“Natural” IF Interfaces May Be Closer Than You Think
Speech is natural between people, it may now also be close to being natural with computers too. Creating a natural flow between the player(s) and the story reaches for cutting-edge embedded technology employed with computer design principles stretching back nearly 70 years.
All early mainframe systems employed a system of “dumb” terminals connected to a large central server who’s only task was to process requests from the users entered through the striped down interface of the connected screen and keyboard:
Computing power has ebbed and flowed from the mainframe to the “edge” clients over the years. Sometimes (as in the case of a ‘local’ terminal on a Linux PC) the two reside on the same machine. The screens today are larger and full color but for large-scale processing we still access mainframes from “dumbed-down” computers.
Applying the proven “dedicated” compute model to IF may be the best method for achieving interactions with IF that are nearly as natural as talking with a friend. It may be cheaper to build a server/terminal IF system besides.
IBM broke with the ‘traditional’ integrated PC designs of the day with the compute unit separate from the I/O, specifically the keyboard and mouse.
The IF design calls too for the separation of I/O from processing and I was delighted to find that the separation actually turns out to be cheaper to make!
The Dedicated Voice Keyboard
Consider this embedded platform device, the STM32 ‘HUZZAH32’ as the base voice I/O platform:
This little board clocks in at around $20.00 and comes complete with battery interface and charging circuit, capacitive touch, and plenty of I/O pins including I2s, wifi, etc. It is in short all you need to interface with a microphone array and stream the input to an (optionally) dedicated server or PC running an IF virtual server. This board features “I/O a-plenty” and is a great development platform for new ideas along the building path.

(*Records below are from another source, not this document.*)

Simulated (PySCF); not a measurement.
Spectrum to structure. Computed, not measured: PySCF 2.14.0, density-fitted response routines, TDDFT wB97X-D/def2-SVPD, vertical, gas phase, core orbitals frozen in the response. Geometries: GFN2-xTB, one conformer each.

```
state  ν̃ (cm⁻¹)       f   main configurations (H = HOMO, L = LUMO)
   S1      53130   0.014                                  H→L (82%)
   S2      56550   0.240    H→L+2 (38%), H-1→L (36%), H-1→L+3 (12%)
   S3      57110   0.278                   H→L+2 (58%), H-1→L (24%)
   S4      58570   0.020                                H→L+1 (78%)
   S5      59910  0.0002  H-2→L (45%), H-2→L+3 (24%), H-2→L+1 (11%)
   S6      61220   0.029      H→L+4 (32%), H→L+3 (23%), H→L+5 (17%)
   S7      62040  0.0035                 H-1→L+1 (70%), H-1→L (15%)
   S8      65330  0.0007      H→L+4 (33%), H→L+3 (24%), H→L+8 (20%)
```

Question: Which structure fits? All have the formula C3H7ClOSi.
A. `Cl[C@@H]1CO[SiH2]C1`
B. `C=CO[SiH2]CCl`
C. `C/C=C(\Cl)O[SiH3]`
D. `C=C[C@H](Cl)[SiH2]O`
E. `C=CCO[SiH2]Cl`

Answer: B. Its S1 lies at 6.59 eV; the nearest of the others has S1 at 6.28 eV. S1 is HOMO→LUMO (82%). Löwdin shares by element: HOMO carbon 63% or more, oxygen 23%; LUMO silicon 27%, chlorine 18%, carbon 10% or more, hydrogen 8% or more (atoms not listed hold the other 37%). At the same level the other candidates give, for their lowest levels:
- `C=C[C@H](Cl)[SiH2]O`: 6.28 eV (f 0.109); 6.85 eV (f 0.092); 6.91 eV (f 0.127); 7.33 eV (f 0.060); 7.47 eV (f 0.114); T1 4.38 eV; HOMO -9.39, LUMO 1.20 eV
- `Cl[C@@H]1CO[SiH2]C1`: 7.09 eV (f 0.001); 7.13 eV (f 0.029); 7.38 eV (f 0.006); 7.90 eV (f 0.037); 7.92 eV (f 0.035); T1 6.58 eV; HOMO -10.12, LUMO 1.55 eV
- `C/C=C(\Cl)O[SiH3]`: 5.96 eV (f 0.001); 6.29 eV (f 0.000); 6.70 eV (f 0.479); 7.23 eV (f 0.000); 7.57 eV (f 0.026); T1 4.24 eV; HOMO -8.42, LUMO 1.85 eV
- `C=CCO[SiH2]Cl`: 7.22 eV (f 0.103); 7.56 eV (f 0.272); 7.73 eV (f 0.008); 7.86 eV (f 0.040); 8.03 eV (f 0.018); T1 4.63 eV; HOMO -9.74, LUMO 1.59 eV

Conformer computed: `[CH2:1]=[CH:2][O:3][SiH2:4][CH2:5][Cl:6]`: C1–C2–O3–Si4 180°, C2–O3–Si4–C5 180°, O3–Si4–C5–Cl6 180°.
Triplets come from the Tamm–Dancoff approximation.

Meanwhile, new microphone technology is cheap, compact, and requires only simple circuitry. For for these “few bucks” they’re accurate enough to detect a gunshot and it’s direction from 100’s of meters away.
Imagine, then, this little device housed in a brushed metal case with a slim battery and a printed microphone array based on these I2S microphone breakout boards. The device streams the voice input to the central server. What you have, then, is a universal speech HID that fits nicely in the palm of your hand.
The server may also be embedded. Since the server acts as a dedicated voice processor device and IF interpreter server we don’t care about anything but a server’s core functionality. Since we’re not tangling with I/O on the server we can get away with a cheap Orange Pi Zero Plus 2 or similar costing for around $25.00.
We don’t need even for a dedicated embedded server; a virtual machine running on a PC will do nicely. You get the speech processing power of the PC interfaced with your portable “speech box.”
We tell the server about the mic’s array placement with the Pulseaudio module module-echo-cancel
for excellent noise-cancelling audio processing. Quality voice input, I (re)discovered, is more important than the recognition software for good results.
The dedicated Speech/IF server runs only the following:
- Speech processing daemon (PocketShynx or Tensorflow)
- IF web interpreter
- proxy server
The proxy server serves an ‘open’ wifi network and directs the player’s browser directly to the IF web parser on connection. This is similar to the TOS page you first see when you connect to a Starbucks wifi making connecting to the game from your phone effortless.
What the architecture really affords is opening the experience to several people around the table. Each person has their phone stood in front of where they’re seated. They can pass the speech device among them at will. This would be especially true if the device also contained a camera whereby players could look at augmented reality images either in their book or on the map spread across the table.
I’m going to take off from here using my book-based IF concept.
Print and Play
So now everyone has their well typepset book with tabs (created in LaTeX and possibly ‘psnup’ for signatures), their phone, and a map in the middle of the table. Each player’s phone displays the parser view and their books are chock-full of all kinds of information (and parser output).
We bundle the PDF for the player to print ahead of the game, “cheap and simple.”
I’ll use ‘Game of Thrones’ for this example. Now, I’ve never seen GoT except for the clip where the little guy declares a dual with his accuser by “blood rights of his house” or whatever.
Okay, so here’s the map spread across the dining room table, you can use a marker to designate where you (think) you are:
The book contains an inset map outlining the interior of the court chamber. You witness now the proceeding and decide the accused’s guilt:
say, “down with the little guy!”
“Order! Order!” Exclaims the judge, “we shall have silence! One more utterance and I shall have you thrown in the dungeon!”
Now, maybe you pipe up again and get thrown in the cooler. Maybe the guard winks at you and the game takes on a whole another genre, if you’re into that sort of thing. Who knows?
Okay, back to the main map, your posse decides to turn North and you see this:
So you explore around (possibly with a camera module in the speech device and augmented reality enabled with Javascript on the server)–a transparent overlay tells you where you are followed by a typographic dagger indicating objects if some are to be found. Descriptions for all this is found in each player’s book. Examining objects, for example, may render a 3D model to turn around and look at to your heart’s content.
Many other opportunities, like a D&D like setting where the DM gets a supplemental printed manual may be had. The mix of player dynamics is wide and all this may be done through speech alone.
So there you go, what do you think?
By the way, special thanks to Hanon Ondricek for getting me thinking in this direction.